Television and Violence

The following is the translation of an excerpt from Analisis Politico, the journal of the Instituto de Estudios Politicos y Relaciones Internacionales of the Universidad Nacional, No. 32, Sept.-Dec. 1997. It is an interview with three Colombian scriptwriters of television dramas on the subject of television and violence

"La mujer del presidente" and "Fuego verde" are television dramas that generally depict the Colombian reality of violence on television. The world of emeralds, drug-trafficking, the prison system, and urban violence are, among others, some of the issues presented, and their treatment has been other than the common treatment in national TV dramas, as their work is characterized by great realism and an excellent use of suspense and expectation, which explain their striking success. This time we wanted to explore the thinking of those who produce these programs. And so we spoke with Mauricio Miranda RodrRguez and Mauricio Navas Talero, the scriptwriters of "La mujer del presidente" and Carlos Duplat, director of "Fuego verde," on television and its relationship with violence. This is what they had to say:

ANALISIS POLITICO: What are the implications of recreating the daily violence of a country like Colombia in a television drama? What does it give the viewer?

MAURICIO MIRANDA: The mere recreation of the reality or a part of it, be it violence, love, power, injustice, without putting the facts in proper perspective, doesn't give the viewer anything positive.... A TV drama...should clearly and without sensationalism portray the existential conflicts we human beings experience. Both the origins and the positive and negative consequences of the characters' actions should be noted.... The viewer can then elaborate the violent contents from his or her own experience and adopt a critical attitude not only vis-B-vis the televised re-creation, but also with respect to reality, to one's everyday surroundings.

CARLOS DUPLAT: Violence, along with love, the struggle for life, for happiness, for dignity, and for re-encountering one's identity, are an integral part of Colombian life.... Violence is so present in our everyday lives that not seeing it results in being crushed by it.... It is imperative to confront it, to look it in the fact and understand it and seek means of eradicating it. Therefore, I believe that the greatest damage that can be done to our society is to show rosy, evasive, and escapist stories that distract the public from their reality. I believe that quite to the contrary it is necessary to depict that violence in our television, in our film, in our theatre, and in our literature. To hide it and embellish the situation is dangerous, deforming, and immoral.... Now, I believe that simply showing or illustrating and recreating the violence is also deforming, because it is not a question of turning violence into a spectacle. It is not a question of relishing it. In order for that re-creation of the violence to give the viewer something, it must be shown in its context, in its causes, in its process, and in its consequences.
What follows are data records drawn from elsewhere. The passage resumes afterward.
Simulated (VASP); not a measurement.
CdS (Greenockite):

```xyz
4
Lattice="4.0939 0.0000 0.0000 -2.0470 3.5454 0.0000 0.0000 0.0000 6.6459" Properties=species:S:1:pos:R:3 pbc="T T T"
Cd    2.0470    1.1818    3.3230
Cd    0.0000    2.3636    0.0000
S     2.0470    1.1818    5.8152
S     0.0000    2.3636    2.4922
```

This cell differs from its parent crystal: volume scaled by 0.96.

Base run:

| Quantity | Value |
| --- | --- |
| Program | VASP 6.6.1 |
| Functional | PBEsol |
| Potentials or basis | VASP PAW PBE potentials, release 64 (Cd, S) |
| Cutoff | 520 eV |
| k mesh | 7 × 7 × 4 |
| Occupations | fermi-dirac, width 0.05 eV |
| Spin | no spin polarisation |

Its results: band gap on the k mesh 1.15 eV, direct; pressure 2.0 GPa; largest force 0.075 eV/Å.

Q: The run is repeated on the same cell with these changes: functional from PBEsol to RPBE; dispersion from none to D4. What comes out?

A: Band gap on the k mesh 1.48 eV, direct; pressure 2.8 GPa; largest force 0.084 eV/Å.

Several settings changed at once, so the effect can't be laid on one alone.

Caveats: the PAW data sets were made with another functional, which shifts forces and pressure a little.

AP: Do such programs contribute to sensitizing the spectators vis-B-vis the problem of violence? How?

MAURICIO NAVAS:... The insensitivity of the national community to the violence is not due to the rising number of violent acts, but to the presentation of these acts as isolated events uprooted from a historical and circumstantial context. The media has had much to do with this when categorizing massacres of human beings as regular news in which most attention is given to the statistics and the political or legal consequences, relegating to the anecdotal status the contextual value of the victims' lives.... I believe that the contextualized violence of fiction can be a good vehicle for the consumer of violence via the newscasts and newspapers to be able to re-connect with the principle that acts of violence actually perpetrated are perpetrated against human beings, each with his or her first name and last name.... I dare say that "La mujer del presidente" has sensitized more TV viewers to the problem of the prisons than all the headlines that have been announcing the prison crisis for the past year.

This is the potential fiction gives us, creating contexts that are so hard-hitting that they inevitably refer to the statistical realities of our information.

CARLOS DUPLAT: Showing violence as a mere spectacle, relishing the color and the forms, as the American productions have accustomed us to expect, can be as deforming and dangerous as avoiding it and hiding it. Contextualized violence, showing its causes, developments, and consequences, helps the viewer identify and address it, and--and why not?--to debate it and adopt attitudes in the face of it, insofar as you come to recognize it and discover it in your inner self and your day-to-day encounters.

AP: One might think that there is a risk of stereotyping and stigmatizing the violent actors, thereby contributing to their growing polarization, which would make it more difficult to achieve peace. How can such a situation be avoided?

MAURICIO MIRANDA: ... How to avoid that polarization? Mainly by giving the characters psychological features such that they appear as the result of many family, school, affective, social, and economic conditioning factors; creating beings with nuances, capable of doubting and of reflecting on their condition; depicting them as subjects who transform as they low, hate, struggle, subdue, or are subdued by others.

These characters are more difficult to write, to create, and of course, to interpret.... They are, in summary, archetypes, rather than stereotypes, who are going to take the viewer to understand that our actions depend on our decisions, and not on a destiny pre-set by some god-scriptwriter....

CARLOS DUPLAT: The stereotype of violence, of violent situations, and violent characters is born of schematic thinking, of facile simplification, and of the poverty of vision of those who produce it (scriptwriters, actors, directors) and want to show the facts. That is true. That may be the risk we take. But what is one to do about that? Violently repress those expressions, censoring them, imposing limits and regulations, or, to the contrary, should one seek to give direction and enrich the ways in which one understands them? I'm a decided partisan of this second approach....

I insist that in this country, with some four million armed individuals, many with official or moral permission to make use of violence, it is imperative that we find a way for Colombian television to address violence in an intelligent, understanding, and creative way, without fear. Perhaps in this way we can make real and effective contributions to making peace a reality in Colombia.